England's poorest students are losing out on funding to help them stay in education due to the government's "stealth" cuts to their bursaries, charities have claimed.
Teenagers from disadvantaged backgrounds are struggling because a government bursary fund designed to help meet the cost of studying has not kept up with inflation, according to a group of 15 children and youth organisations.
They argue that in some cases, poor students have lost around 10% from their grants.
The Bursary Fund, which replaced the Educational Maintenance Allowance (EMA), was set up to help disadvantaged 16 to 19-year-olds cover the costs of being in school or college, such as transport and equipment.
Those who are still in care or have just left, along with teenagers who are disabled or on income support, are eligible for bursaries of £1,200 a year.
But the charities say their calculations show that in the last three years, these bursaries have not increased with inflation, meaning that students have effectively lost £120 since the initiative was introduced.
They said: "Some of England's most disadvantaged students have effectively lost 10% of their study grant 'by stealth' in just three years alone."
As Chancellor George Osborne prepares to present his Autumn Statement, the 15 charities, including Barnardo's, Action for Children, the Who Cares? Trust and the British Association of Adoption and Fostering, said they were calling on the Government to increase the bursaries to £1,350 in line with inflation over the last three years.
Jonathan Rallings, assistant director of policy at Barnardo's, said: "The Government cannot stand by and let the UK's most vulnerable students see their one chance at study vanish, as the value of their hardship funds are eroded under the rising cost of living."
Funding is also available under the scheme to students facing financial hardship. This money is handed out by schools and colleges which decide who receives it and how much they get.

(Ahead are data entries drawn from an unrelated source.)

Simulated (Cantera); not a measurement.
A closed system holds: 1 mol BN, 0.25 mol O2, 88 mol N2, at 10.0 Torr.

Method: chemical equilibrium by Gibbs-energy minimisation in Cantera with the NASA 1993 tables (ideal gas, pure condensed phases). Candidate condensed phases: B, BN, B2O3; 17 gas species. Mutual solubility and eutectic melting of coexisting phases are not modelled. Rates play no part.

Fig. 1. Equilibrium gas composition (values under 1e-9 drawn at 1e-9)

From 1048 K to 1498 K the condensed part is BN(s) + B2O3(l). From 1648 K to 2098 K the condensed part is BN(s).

A Department for Education spokeswoman said: "We are providing £180 million of targeted support for disadvantaged students, which is much better value for money than the wasteful Education Maintenance Allowance.
"The most disadvantaged 16-19-year-olds are receiving more than they used to and over eight in 10 colleges think the new bursary effectively targets those in need. We are also now giving free meals to those college students who need help most so they don't have to use this money to pay for food at college."